Wood-staining fungi

Wood staining fungi can cause bluish, brownish or other shades of discolouration, often limited to sapwood. As a rule, the fungi settle first in the rays. This is because they can’t actually degrade the substance of the wood and live on carbohydrates and fats which are stored in the sapwood rays. Although they don’t destroy the wood, permanent staining can greatly reduce its value.

What kind of staining occurs frequently?

Stains caused by sapstain fungi and mould are particularly common in coniferous timbers. The sapstain fungi can also grow into the wood so that the stain penetrates deeply. This makes it impossible to plane the stain away mechanically. Mould only discolours wood on the surface through its spores, but often leaves mould stains after their removal. Special anti-sapstain preservatives, that should be applied directly after the timber is cut, provide protection against wood-staining.
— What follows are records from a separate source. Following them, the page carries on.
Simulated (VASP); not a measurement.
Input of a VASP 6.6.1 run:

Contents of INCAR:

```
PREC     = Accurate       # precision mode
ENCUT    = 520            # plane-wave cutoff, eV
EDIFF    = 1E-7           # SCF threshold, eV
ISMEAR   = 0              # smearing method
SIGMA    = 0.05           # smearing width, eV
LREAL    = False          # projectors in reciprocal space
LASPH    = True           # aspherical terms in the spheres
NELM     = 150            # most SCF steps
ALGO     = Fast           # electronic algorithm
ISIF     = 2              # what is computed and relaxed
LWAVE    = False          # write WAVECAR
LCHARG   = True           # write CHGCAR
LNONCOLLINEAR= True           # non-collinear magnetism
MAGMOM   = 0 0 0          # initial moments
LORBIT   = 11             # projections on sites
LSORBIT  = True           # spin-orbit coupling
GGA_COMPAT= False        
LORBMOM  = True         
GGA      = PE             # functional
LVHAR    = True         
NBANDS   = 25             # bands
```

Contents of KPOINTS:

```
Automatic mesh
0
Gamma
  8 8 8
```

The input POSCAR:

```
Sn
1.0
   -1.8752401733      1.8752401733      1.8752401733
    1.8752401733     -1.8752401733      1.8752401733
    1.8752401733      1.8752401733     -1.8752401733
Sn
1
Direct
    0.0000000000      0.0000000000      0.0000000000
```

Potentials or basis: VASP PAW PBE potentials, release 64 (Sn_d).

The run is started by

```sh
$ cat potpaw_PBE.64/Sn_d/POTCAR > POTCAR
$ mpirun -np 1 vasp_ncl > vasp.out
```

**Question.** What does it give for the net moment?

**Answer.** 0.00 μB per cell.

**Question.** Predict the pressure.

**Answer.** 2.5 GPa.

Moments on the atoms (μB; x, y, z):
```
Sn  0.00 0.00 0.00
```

Is staining always caused by fungi?

Not all stains are caused by microorganisms. Dirt and dust particles on the wood’s surface can be mistaken for mould. Cut wood can react to iron particles, also resulting in stains. Such stains occur in wood types that contain tanning agents, like oak and sweet chestnut, but also Douglas fir, when they come into contact with iron or water with a high iron content during storage or processing. The phenolic content in the wood reacts with the iron ions and forms dark colourings.
Besides, wood can also suffer discolouration in the living tree, as is the case with red heartwood formation in beech trees.